In yesterday’s post, I argued that ROI would not be an adequate measure of the benefits conferred by new-gen (or pseudo-new-gen) applications like Workday, Business By Design, or Fusion Application Suite. The previous-gen applications were all about automation. The new-gen suites confer real benefits (I think), but not necessarily benefits that fall through to the bottom line.

What benefits are they? Well, they have to do with working more effectively: making fewer errors, putting more time into work and less into busy work, making more accurate decisions, faster. Is there benefit from this kind of thing? Sure. But how do you measure it.

In the post, I suggested a hazy term, “operational effectiveness,” for the benefits one should expect. What is “operational effectiveness?” Let me admit freely that I don’t know for sure. In this post, let me propose an analogy, which should help you to understand what I’m getting at.

The analogy comes out of a historical situation that always posed a problem for ROI analysis, the transition in business from the typewriters that sat on secretary’s desks to the PC that sat on executive’s desks. This transition occurred in two different phases. First, the typewriters on the secretary’s desk were replaced with big, clunky word-processors that sat next to the desk. These word-processors automated the secretary’s document production work. Then, the secretarial position itself was eliminated, and the typing function became something that executives did themselves on that PC.

The transition to word processors could easily be justified in ROI terms. We could get more work out of the secretary or else hire fewer secretaries. Whether the justification was real is an open question. But it’s certain that that’s how people thought of it.

The next transition was much more problematic for ROI analysis. Expensive executive time was now being put into jobs that had been performed more efficiently by much cheaper labor.

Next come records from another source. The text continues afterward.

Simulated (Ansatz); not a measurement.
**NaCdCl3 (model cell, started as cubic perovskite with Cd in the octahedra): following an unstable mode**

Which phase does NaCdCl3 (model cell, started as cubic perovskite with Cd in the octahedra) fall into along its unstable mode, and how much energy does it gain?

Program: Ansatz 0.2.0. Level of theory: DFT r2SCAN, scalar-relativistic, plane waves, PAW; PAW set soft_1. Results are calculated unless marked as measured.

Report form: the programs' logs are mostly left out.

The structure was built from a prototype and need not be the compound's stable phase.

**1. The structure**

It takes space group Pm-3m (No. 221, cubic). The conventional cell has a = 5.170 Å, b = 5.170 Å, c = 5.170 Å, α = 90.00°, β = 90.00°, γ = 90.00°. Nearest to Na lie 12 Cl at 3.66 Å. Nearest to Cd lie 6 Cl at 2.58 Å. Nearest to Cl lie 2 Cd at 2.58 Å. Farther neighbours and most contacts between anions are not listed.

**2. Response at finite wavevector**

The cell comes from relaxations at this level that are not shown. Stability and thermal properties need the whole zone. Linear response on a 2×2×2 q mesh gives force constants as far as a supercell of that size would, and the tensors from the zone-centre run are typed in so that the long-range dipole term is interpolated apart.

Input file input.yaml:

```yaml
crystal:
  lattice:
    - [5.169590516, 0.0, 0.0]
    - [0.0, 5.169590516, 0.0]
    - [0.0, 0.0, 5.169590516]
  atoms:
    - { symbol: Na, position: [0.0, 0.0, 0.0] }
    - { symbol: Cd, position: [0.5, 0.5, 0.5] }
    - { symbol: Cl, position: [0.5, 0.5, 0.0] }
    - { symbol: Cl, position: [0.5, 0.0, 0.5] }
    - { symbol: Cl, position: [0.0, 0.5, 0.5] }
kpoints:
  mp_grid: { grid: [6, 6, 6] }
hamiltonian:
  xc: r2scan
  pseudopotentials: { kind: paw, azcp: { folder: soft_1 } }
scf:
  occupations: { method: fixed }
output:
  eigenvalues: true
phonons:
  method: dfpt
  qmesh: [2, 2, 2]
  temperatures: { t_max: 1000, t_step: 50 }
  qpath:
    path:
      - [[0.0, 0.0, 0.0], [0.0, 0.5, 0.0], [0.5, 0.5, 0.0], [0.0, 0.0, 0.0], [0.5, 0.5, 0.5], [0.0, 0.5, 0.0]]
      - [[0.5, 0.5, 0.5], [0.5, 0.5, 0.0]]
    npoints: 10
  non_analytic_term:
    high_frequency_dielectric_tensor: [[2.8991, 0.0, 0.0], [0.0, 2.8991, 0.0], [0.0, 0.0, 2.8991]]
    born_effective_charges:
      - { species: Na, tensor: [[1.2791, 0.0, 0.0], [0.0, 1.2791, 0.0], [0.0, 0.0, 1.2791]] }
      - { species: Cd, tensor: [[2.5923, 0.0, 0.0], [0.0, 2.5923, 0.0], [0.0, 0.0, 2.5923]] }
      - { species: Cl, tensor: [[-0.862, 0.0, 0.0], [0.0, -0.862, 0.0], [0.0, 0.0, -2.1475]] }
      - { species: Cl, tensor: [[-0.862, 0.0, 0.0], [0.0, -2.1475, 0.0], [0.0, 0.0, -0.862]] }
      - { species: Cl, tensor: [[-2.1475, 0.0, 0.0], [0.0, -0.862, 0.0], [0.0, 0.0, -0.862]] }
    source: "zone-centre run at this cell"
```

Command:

At the time, people didn’t put a lot of thought into figuring out why they were funding this transition. Executives saw the PCs, knew that everyone else was using them, needed them for some functions (e-mail, spreadsheets), and just decided. “We’re doing it this way.” At least in my recollection, that’s what happened.

So were they just loony or lazy or wasting shareholder money on executive perks? I don’t think so. I think what they were plumping for was the same “operational efficiency” that I’m talking about 25 years later.

True, they spent more time typing. But they also had more control over the final product; they could change the product more easily; and they could distribute it without much overhead. And, at the same time, they were changing the form of what they were doing. They weren’t just producing typed memos; they were documents with fancy fonts and illustrations; and they were creating Power Points. True, many an executive was spending ridiculous amounts of time fiddling with type sizes so that they could get things on one page, but even acknowledging that, they thought the new way was better.

Indeed, by the time the transition was finished, justification wasn’t even a question, because the new tools changed the nature of work, and now you couldn’t get along without the tools. When executives were doing the typing, they stopped creating long reports. More and more of the time, a corporation’s decision-making was even wrapped around a full document (minutes, memos, or formal reports), it was wrapped around Power Point decks.

So by the end of the transition, ROI analysis had become entirely moot. How could you get a tangible measure of benefits when you were comparing apples and oranges?

Could we be seeing a similar transition now? It’s certainly possible. The analog to the word processors is that first generation of enterprise applications, which were funded by the automation benefits they confer and by ROI analysis. The analog to the PC is the second generation of enterprise applications.

(One caveat. As I’ve said before, I don’t think that Fusion Applications or the versions of Business by Design that I’ve seen are in fact second-generation applications. They’re more like Version 1.3. But they’re close enough to next-gen to raise the problem I’m talking about.)

If the analogy holds and if second-gen apps work as the developers hope, the benefits that businesses are going to experience will be equally hard to get your arms around, partly because the benefits are so subtle and disparate and partly because you’ll see a shift in the way work is done.

Does that mean that we won’t be able to talk about the benefits and we’ll just bull ahead with them? Well, that’s why I’m introducing the notion of operational effectiveness. It does seem to me that we can get clearer about what the benefits are.

So come on guys. Make comments. What is operational effectiveness? And how can we tell whether we are getting it?